That's the theory, at least. In practice, equity long/short Ucits funds have weathered things rather well. The majority of those we track are flat or slightly in the black year to date; the worst of the group have lost just 3 per cent, and volatility in all cases has been muted. One portfolio, Majedie Tortoise, has returned 18 per cent, ranking it among the very best in the UK funds universe so far in 2021.
Of course, this cohort is a relatively small group, and there are examples of DFM long/short picks that have struggled to keep up. The Lyxor/Sandler US Equity fund, for instance, is down 6 per cent year to date.
On the whole, however, DFMs’ alternative favourites will be content with their lot. Even trend-following strategies like Aspect Diversified Trends have posted positive returns so far this year – no doubt because undervalued shares increasingly resemble momentum plays themselves.
To find the real stragglers of the alternatives world, wealth managers should look to their former multi-asset absolute return fund favourites. Strategies run by Aviva Investors, Invesco and Standard Life Aberdeen had a better time of it for much of 2020, but each has shed 6 per cent in 2021. For all the equity market rotation, it’s the volatility in other asset classes – bonds chief among them – that’s likely had the biggest impact on alternatives offerings this year.
On the rise
On bonds specifically, the continued back-up in yields is making some parts of the market look more attractive. That’s according to Axa IM fixed income head Chris Iggo, who notes that long-dated US investment grade credit now yields more than 3 per cent – at a time when European credit yields just 1 per cent, and hedging costs are still relatively cheap.
For those able to take on more risk, there’s another asset class rising up the agenda. There's plenty of grisly country-specific news out there, but dollar-denominated EMD yields are also on the rise – and, as Iggo notes, one index of such bonds now yields 5.2 per cent.
As ever, when it comes to EMD decisions, there are competing factors at play. At the start of the year, very few fund firms were positive on the asset class. That was despite widespread expectations of dollar weakness, typically a boon for emerging market bonds.
A couple of months later, the dollar is confounding doubters again, and the prospect of higher US inflation and higher US rates is back on investors’ agenda. That would seemingly spell bigger problems for EMD. On the other hand, a booming US and a global recovery could help out emerging markets, particularly those that are commodity-focused.
Untangling these threads from one another is a difficult task, and it's hard to envisage a prolonged period in which EMD rallies but other parts of the bond universe continue to struggle. All the same, if yields continue to rise allocators might start looking a little more closely.
Boom or bust
Another datapoint confirming that January saw a surge in stock market interest from new and/or younger investors: Interactive Investor saw a 370 per cent increase in new accounts in the final two weeks of the month. Demand from 18-25 year olds rose by 1,200 per cent.

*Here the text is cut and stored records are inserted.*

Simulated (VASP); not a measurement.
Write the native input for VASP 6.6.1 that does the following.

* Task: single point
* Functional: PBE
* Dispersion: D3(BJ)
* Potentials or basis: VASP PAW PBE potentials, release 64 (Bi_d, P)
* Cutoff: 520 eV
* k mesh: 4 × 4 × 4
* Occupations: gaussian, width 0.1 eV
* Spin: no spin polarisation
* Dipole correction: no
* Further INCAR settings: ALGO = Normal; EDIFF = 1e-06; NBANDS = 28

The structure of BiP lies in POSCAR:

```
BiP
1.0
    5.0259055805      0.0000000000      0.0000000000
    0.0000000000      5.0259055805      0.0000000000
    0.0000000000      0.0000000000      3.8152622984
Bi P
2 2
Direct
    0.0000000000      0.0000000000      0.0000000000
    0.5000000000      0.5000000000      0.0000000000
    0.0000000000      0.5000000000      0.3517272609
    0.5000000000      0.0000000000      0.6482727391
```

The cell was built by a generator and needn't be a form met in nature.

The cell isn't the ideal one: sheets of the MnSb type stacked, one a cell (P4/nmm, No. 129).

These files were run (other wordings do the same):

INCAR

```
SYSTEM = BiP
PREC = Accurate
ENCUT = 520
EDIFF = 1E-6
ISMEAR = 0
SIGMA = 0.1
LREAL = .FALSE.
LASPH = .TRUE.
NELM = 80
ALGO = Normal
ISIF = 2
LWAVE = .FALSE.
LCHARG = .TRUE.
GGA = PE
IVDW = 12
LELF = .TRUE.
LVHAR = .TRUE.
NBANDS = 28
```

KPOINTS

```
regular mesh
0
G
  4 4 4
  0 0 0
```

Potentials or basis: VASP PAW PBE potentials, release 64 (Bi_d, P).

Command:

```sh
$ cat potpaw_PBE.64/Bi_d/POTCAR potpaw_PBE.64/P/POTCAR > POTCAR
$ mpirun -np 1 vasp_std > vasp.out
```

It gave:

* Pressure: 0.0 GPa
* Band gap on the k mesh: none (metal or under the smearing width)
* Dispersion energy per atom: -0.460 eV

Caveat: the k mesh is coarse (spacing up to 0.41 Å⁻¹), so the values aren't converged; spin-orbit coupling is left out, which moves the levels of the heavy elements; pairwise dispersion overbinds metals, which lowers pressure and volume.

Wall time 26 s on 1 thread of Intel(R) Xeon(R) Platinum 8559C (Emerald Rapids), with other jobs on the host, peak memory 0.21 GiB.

That last figure is undoubtedly starting from a low base. But it is the start of something. The FT last week discussed the likelihood – or otherwise – of such trends persisting, highlighting how the likes of the dotcom crash curtailed interest last time around.
Something similar could yet happen again. A devil’s advocate argument says this time is different: savers have proportionally larger cash piles, and the cryptocurrency mania has already made this group aware that losses can be fast and deep.
There's no telling how accurate those assumptions will be until a drawdown does arrive. In the meantime, companies are making hay: Interactive Investor is itself eyeing a flotation later this year.